Archive for the ‘Heart Matters’ Category

When you let go….

Saturday, July 26th, 2008

It’s funny how sometimes when you let go of something that God asks you to let go of, He gives it back to you. It’s a test. It’s Him asking whether you are willing to let go of something - a dream, a physical possession, a person. Hmm, reminds me of Abraham and Isaac, although my blog is no where near as precious as a child, the principle is there.

I had to write the last post. God was prompting me to do so for so long . But I didn’t want to write something so final. I wanted options to return. To just take a break for a while. To have my cake and eat it if I wanted to.

As soon as I obeyed, peace came into my heart and God started speaking to me about what HE wanted me to do with this website, not me. He reminded me that it was supposed to be a “website” initially, not a blog. It was supposed to be a place to share encouragement and materials that I have collected over the years. It was supposed to be a tool to help me be a keeper, not to take me away from being a keeper. And so I am going to start taking small steps back to where I believe He wants this site to go.

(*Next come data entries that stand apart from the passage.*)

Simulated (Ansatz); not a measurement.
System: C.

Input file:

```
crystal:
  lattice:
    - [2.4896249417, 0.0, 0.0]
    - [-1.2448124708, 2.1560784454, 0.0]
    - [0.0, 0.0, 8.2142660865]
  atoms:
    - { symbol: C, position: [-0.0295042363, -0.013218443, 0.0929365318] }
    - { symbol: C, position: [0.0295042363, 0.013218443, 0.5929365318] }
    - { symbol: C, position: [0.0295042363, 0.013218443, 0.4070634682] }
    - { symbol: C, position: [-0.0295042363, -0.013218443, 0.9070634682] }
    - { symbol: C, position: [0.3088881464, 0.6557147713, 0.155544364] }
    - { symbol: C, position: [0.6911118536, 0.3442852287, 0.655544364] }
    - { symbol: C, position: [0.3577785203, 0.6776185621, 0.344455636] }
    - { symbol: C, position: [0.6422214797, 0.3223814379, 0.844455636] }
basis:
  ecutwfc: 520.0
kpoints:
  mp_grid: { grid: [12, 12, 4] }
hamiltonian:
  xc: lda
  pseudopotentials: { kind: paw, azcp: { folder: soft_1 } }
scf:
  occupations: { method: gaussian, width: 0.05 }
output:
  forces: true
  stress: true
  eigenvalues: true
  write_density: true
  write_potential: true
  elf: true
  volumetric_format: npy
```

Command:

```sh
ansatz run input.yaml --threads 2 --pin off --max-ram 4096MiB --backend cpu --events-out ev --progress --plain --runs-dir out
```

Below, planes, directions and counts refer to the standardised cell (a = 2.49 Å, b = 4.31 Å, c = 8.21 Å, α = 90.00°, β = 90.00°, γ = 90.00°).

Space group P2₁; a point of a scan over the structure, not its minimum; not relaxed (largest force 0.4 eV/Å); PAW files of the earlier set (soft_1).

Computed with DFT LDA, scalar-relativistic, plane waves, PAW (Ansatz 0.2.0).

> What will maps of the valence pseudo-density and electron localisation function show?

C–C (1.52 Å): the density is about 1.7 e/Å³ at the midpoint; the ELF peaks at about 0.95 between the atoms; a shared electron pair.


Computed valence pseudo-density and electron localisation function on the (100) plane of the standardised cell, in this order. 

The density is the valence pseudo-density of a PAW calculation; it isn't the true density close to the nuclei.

Sometimes I may blog, sometimes I will put freebies up, sometimes I will write articles. Ideas that He placed in my head & heart at the beginning - I need to develop these.  So, we will see what happens in the next months….

When He started to speak to me about this I thought - oh no! I can’t write another post now - I just said goodbye! People will think I am so fickle!!! So, I resisted…. I guess I must have learned something because I didn’t resist as long as I did when I wrote the “goodbye” post! And is there peace? Yes. There is peace in listening and obeying, no matter how big or small the situation is.

I am thankful that I can still have this website and blog. Mostly I am thankful that the Lord is speaking to me about it, because doing His will is my heart’s desire.

Nothing Between

Friday, July 11th, 2008

I subscribe to Mom and Dad’s Corners from the Maxwells. This morning’s Mom’s Corner was a challenging one, about things that get in the way of us and our relationship with Christ. You can go here to read the article, but I will post the hymn that Terri mentioned.

Nothing Between

1.            Nothing between my soul and my Savior, 
               naught of this world’s delusive dream;
               I have renounced all sinful pleasure; 
               Jesus is mine, there’s nothing between. 
Refrain:
               Nothing between my soul and my Savior, 
               so that his blessed face may be seen; 
               nothing preventing the least of his favor; 
               keep the way clear! let nothing between.
 
2.            Nothing between, like worldly pleasure; 
               habits of life, though harmless they seem, 
               must not my heart from him ever sever; 
               he is my all, there’s nothing between. 
               (Refrain) 
 
3.            Nothing between, like pride or station; 
               self or friends shall not intervene; 
               though it may cost me much tribulation, 
               I am resolved, there’s nothing between. 
               (Refrain) 
 
4.            Nothing between, e’en many hard trials, 
               though the whole world against me convene; 
               watching with prayer and much self denial, 
               I’ll triumph at last, there’s nothing between. 
               (Refrain) 

I know there are things between me and my Saviour. I am working through some of those things at the moment, hence my absence from the blog world! I am seeking a simple and balanced life. If it takes time to reach it (which I know it will), I will take that time.

	       Nothing between my soul and my Savior, 
               so that his blessed face may be seen; 
               nothing preventing the least of his favor; 
               keep the way clear! let nothing between.